The distillery’s name comes from the Romansh word for soul, an homage to the Engadiner hunting tradition of acknowledging the animal’s soul before a meal. “In Romansh culture, when we cook meat, we thank the creature for its sacrifice,” says Mittner. “We raise a glass to the animal’s soul.”

Part and parcel of Orma’s mission is promoting the language and culture of the Romansh, an ethnolinguistic minority in the Engadin Valley. Although recognized as Switzerland’s fourth official language, only 1% of the modern Swiss population speaks it, and the ancient tongue’s long-term survival remains uncertain. Each bottle produced by Orma bears an emblazoned ibex, a rugged mountain goat native to the Engadin and long a symbol of the Romansh. Additionally, the distillery’s five flagship whiskies are named after the language’s five dialects. 

The Engadin Valley in Switzerland, home or Orma
A view from the distillery of Switzerland’s Engadin Valley.
Johnny Motley

In homage to the mountain atop which the distillery sits, the Corvatsch Edition is Orma’s most popular whisky. Aged in American oak barrels, the flagship style sparkles with whiffs of vanilla and brown sugar, evoking a classic dark bourbon like Buffalo Trace or Weller. Deep amber in color, pours of Corvatsch Edition also showcase classic whisky notes of molasses and spiced caramel. The low-temperature distillation tames any alcoholic bite, and the liquor is dangerously smooth and silky. 
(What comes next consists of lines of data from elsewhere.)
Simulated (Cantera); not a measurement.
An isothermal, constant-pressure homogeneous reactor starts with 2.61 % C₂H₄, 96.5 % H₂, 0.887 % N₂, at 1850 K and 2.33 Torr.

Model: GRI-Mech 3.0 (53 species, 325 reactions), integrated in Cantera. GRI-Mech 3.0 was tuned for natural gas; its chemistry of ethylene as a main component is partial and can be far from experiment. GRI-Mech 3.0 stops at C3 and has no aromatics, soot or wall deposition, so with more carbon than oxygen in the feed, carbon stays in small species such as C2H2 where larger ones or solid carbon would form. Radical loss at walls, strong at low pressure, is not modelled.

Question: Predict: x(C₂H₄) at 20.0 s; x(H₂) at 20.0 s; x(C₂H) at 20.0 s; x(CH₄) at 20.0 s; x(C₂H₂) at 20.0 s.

Here is a whisky complex and mellow enough to enjoy neat or with few rocks — skip any mixers or garnishes.  As with most fine whiskies, the flavor profile evolves in the glass as the ice melts, with an initial smokiness yielding to complex sweetness and a delicious parade of baking spices.

If a distiller could somehow bottle a crisp alpine gust buffeting your face from the seat of a chairlift, it would taste like Orma’s stone pine-aged whisky. In a nod to the traditions of the Engadin, Orma ages some whiskies in Swiss stone pine, a resinous conifer cherished in the Alps for its fragrance. Engadiners have long used stone pine in the staves of their snug lodges and cabins, and the wood’s clean smell evokes cozy nights in a ski lodge. Orma’s most experimental offering, the In Lain Edition packs bold, woodsy flavors reminiscent of fresh pine nuts. Those who take to pine-flavored schnapps or piney gins like Tanqueray will love this whisky’s avalanche of arboreous flavors. 

Whisky from Orma, a distillery located in the Swiss Alps, and the world's highest whisky distillery
Orma X Edition is a 10-year-old single malt.
Johnny Motley

Where to Try Orma Whisky

While Orma plans to export in the future, for now, the whisky is only available in Switzerland. Tours of Orma Distillery, including a tasting flight, will run you 44 francs (about $52) — the postcard-worthy views included. If possible, make the trek up to Orma on a clear day to fully appreciate the sublime vistas from the tasting room. To fortify the belly before the whisky tasting, Restaurant 3303, next to the distillery, sells Romansh comfort fare like barley soup and polenta studded with shredded sausage.